According to a Google research, 79% of shoppers who are dissatisfied with a site performance say they're less likely to purchase from the same site again. 

Most retail mobile sites take around 6.9 seconds to load. And that is double the length of time that nearly half of all internet users will wait before they leave a web page. This ultimately translates to a loss of $500 billion annually for the e-commerce market.

In an attempt to boost user experience by speeding up the mobile web, Google rolled out its Accelerated Mobile Pages project in 2015. As of a few months ago, the AMP framework is no longer focused strictly on optimizing static content. The company unveiled AMP for ads and landing pages, called ALP, which will allow you to convert prospects faster than ever before.

How it works: When a user navigates to an AMP page and clicks an ad built with AMP HTML, he is immediately directed to an AMP-constructed landing page that’s been queued up for him. This shortens the process to just two steps: click and load, eliminating the usual click, tracking redirect, landing page redirect and loading process.

By using this new update, web users will be more likely to click on a result if they know they’re guaranteed a positive experience, resulting in higher conversion rates for marketers and advertisers. 

A research made by Chartbeat based on data from 360 of the approximately 60,000 sites that use Chartbeat’s web analytics tools and services, found that 55 percent of visitors to sites spend less than 15 seconds with content, whether mobile or desktop. Also, the median page-load time of a Google AMP page was 1.4 seconds, compared to 5.3 seconds for standard mobile web pages, and less than one-thousandth of a second for Facebook Instant Articles. Regarding Instant Articles, 88 percent of them load too quickly for Chartbeat to register a load time.

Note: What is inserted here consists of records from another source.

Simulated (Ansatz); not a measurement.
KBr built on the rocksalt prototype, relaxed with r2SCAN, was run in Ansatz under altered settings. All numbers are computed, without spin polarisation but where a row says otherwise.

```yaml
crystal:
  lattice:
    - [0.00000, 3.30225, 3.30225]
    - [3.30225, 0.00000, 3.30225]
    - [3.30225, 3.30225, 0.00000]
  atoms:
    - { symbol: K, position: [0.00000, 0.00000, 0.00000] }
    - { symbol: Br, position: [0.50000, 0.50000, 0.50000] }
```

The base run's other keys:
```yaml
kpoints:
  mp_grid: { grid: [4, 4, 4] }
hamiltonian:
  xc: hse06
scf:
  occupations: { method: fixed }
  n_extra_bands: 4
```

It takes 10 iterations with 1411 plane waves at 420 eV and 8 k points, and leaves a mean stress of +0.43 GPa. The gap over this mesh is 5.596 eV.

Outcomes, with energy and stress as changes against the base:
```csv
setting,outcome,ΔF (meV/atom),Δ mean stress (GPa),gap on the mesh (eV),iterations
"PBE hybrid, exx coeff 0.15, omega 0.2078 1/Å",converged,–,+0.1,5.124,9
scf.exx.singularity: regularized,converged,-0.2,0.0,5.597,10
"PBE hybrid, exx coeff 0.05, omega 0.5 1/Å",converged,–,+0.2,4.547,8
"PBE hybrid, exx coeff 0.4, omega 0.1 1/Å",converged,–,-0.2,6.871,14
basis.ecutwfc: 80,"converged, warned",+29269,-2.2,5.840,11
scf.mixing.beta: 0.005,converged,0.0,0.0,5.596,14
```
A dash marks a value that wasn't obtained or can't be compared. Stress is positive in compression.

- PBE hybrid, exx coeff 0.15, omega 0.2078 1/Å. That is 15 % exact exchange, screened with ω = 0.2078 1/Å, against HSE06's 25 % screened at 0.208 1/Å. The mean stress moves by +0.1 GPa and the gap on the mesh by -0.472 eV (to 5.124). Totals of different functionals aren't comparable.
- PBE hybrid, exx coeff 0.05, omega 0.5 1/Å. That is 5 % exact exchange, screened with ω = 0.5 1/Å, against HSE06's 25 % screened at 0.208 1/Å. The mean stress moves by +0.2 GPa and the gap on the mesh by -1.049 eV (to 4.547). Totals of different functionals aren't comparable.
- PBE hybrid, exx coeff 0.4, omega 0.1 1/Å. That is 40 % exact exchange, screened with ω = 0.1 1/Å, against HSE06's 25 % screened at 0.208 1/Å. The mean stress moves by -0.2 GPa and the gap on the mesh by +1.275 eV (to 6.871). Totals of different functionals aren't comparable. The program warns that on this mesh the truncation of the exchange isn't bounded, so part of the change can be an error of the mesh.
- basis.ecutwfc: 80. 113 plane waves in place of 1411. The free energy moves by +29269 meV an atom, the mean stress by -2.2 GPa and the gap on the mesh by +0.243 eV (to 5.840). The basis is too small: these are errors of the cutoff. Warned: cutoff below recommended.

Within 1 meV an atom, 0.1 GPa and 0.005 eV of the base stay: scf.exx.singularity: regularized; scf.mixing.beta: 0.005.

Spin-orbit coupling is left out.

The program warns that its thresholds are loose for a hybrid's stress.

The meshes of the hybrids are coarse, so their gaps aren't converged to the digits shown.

AMP achieves its remarkable speeds by requiring web developers to use a narrow set of web technologies to create pages and by serving pages from its own servers, at least when you visit an AMP page via a Google search.

This last thing made Google AMP controversial within the web publishing industry, critics raising concerns about AMP pages obfuscating true URLs and encouraging searchers to never leave the Google site. John Gruber -a well-known blogger and programmer wrote shortly after the Google AMP release that he is concerned about websites turning their entire mobile audience to Google.